Playing the Indian Card

Tuesday, August 26, 2025

Whites Never Invented Anything?

 


Joy Reid has recently claimed online that white people never invent anything. 

This is obviously wrong in terms of engineering or science. Does she mean culture?

No, still obviously wrong: Beethoven, Da Vinci, Shakespeare—which one was black? Andy Warhol?

Perhaps she is thinking only about pop culture? It is true that pop culture has always been a pathway to success for minorities and the poor—since it relies, more than other fields, on pure merit, on talent. 

But here too, it is not clear that non-whites have made the bigger mark. Not in comic books, or advertising, or popular literature, or comedy, or film. Here, it is the Jews who stand out.

But perhaps in popular music, at least? Reid cites rock and roll.
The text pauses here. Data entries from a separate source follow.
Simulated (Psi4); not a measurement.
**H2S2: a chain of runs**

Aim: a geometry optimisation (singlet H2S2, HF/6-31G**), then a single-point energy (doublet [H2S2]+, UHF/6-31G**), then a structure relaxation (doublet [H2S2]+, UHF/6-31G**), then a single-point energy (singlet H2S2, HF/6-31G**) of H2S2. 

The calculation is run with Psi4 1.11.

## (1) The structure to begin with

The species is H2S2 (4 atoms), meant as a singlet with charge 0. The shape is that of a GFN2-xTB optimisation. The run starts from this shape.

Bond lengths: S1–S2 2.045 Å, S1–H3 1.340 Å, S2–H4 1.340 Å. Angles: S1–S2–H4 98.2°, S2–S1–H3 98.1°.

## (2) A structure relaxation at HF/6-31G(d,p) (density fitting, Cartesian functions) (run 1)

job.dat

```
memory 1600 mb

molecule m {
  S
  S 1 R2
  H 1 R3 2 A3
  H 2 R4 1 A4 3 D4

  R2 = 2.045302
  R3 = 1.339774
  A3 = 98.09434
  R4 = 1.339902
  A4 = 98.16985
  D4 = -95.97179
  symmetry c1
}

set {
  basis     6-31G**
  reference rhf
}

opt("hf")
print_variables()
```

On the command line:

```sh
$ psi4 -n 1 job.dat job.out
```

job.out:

The one striking contribution by blacks to American culture is the sense of spontaneity in music. Contrast jazz with classical music, with its emphasis on practice and precision. This is where American music, and American culture, most obviously differs from European, and it is reasonable to assume this is from African influence.

I suspect this is what Reid is thinking of, and she is wrongly conflating “spontaneity” with “creativity.”

Beyond music, this spontaneity has also spread into other aspects of American culture—into Beat poetry in the fifties, for example. Although the Beat poets were almost all white.

For rock and roll, Reid has a case. Although sometime credited to country music through “roackabilly,” I too think rock and roll emerges mostly from gospel music: Sister Rosetta Tharpe. The idea of spontaneity in art seems to emerge naturally from the idea of spontaneity in worship—letting the spirit move you. 

That said, this spontaneous style of worship did not begin in black congregations. It flows from the theology of various “white” Protestant denominations emerging first in Europe, like the Quakers, the Methodists, the Baptists, the Pentecostals.  Emotional, spontaneous worship is particularly characteristic of many Scots-Irish congregations in the Appalachians—like the snake-handlers. In which direction did the influence really run?

Many of the early Gospel composers were white.

Speaking of the Appalachians, Scots and Irish musical traditions are at least as strong in the American vernacular as anything that can be traced to Africa. Country music, bluegrass, tap dancing, folk music, are all easily identifiable as Irish and Scottish in origin. 

These all no doubt mixed in with black congregations, and black traditions, in the local area--in the South.

And the people mixed too. 

Over one third of African-Americans have Irish ancestry. Beyonce, Billie Holiday, Alicia Keys, Mariah Carey, Rhiannon Giddens, may identify as “African American,” but they certainly have Irish ancestors as well, and much of their musicality and musical heritage may come from that line.

The spontaneity goes with the Protestant heritage of the United States, and the fact that it is, uniquely, a classless society. And it is deceptive and divisive to speak of “black culture” as opposed to American culture.